May 22, 2023 at 3:33 pm
Take a look around. America is about to collapse. Our debt is stifling and our currency is based upon others using it… which they aren’t as much. Russia has a currency based on something. So as long as there is a need for oil and gas Russia is ok.
America is in trouble
May 22, 2023 at 7:52 pm
Why pretend you love America when you whimper about my country, comrade?
May 23, 2023 at 5:07 am
Russia is not in fact making payrolls. In fact there was just a widely publicized strike at a major vehicle manufacturer who’s employees have not been getting paid properly. Before you write articles you might want a read a few.
May 23, 2023 at 12:24 pm
Lmao, everyone knows 1945 is a CIA psyops and propaganda wing homie.
May 23, 2023 at 1:14 pm
The modern patriotism, the true patriotism, the only rational patriotism is loyalty to the Nation all the time, loyalty to the Government when it deserves it.
May 23, 2023 at 5:30 pm
A collapse will not just involve Russia but the entire global economy.
The world’s capital markets are floating on between 600 trillion and by some estimates as much as 1 quadrillion, that is 10x the global GDP of 100 trillion USD in 2022. In highly leveraged types of financial contracts that nobody seems to talk about. Except maybe the Bilderberg Group and the WEF behind closed doors.
Derivatives are binding contracts between parties that are bought or sold as (bets on or as hedges against) the future price moves of whatever assets they’re based on,
including various credit contracts.
Recall the mortgage backed security debacle of 2008? That was caused by over extended financial institutions crashing mortgage derivatives.
The derivative market is not limited to the West. The largest holders of Global derivatives include: Goldman Sachs, Deutsche Bank, Citi, J.P. Morgan, Morgan Stanley.
Chinese market derivatives companies mainly include Yongan Futures, Citic Securities, GTJA, Haitong Futures and Ruida Futures.
According to some economists.
Spiraling global debt may lead to an overabundance of credit oriented derivatives. That
can further push the already over extended credit envelope. Resulting in a chain reaction in the capital markets. Starting the liquidation process for global debt. The result being a global economic super depression lasting decades into the future.

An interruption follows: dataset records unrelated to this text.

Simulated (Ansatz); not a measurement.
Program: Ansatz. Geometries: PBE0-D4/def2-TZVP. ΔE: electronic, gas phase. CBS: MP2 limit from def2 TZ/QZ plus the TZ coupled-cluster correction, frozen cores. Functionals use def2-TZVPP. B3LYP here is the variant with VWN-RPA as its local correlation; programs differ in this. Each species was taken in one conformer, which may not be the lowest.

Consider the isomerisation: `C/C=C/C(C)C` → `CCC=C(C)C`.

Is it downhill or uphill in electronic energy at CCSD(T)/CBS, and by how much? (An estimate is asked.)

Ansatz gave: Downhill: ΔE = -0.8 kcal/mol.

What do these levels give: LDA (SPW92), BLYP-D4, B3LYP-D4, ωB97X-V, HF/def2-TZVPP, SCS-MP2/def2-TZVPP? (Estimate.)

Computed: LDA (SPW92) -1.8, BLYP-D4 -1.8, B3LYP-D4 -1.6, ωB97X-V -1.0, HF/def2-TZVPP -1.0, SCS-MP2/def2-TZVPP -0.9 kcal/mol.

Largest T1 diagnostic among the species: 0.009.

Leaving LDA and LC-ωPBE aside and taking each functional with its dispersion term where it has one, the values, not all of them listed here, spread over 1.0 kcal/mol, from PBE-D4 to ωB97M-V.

History does have the habit of repeating itself. Too bad in the future we may be ‘too poor to pay attention’.
May 24, 2023 at 4:36 am
Guess the author missed the news we might default next week. We don`t make much, and import the majority of our products. Russia is rich in natural resources, and owns tons of gold. The rest of the world is figuring out they don`t need us.
May 24, 2023 at 4:34 pm
Dave,the author has not gotten the memo yet
May 24, 2023 at 5:28 pm
The America’s brain trust and Biden are planning on putting the final nail in Russia’s coffin by defaulting on the National Debt.
May 29, 2023 at 8:35 am
You mean America is?
With $34 trillion in debt that has caused a 25% cost of living increase?
With a banking crisis that could add another $5 to $10 trillion with even more spiraling inflation?
They are devaluing the dollar and stealing our life savings. The biggest threat to my future is not in Moscow my friend.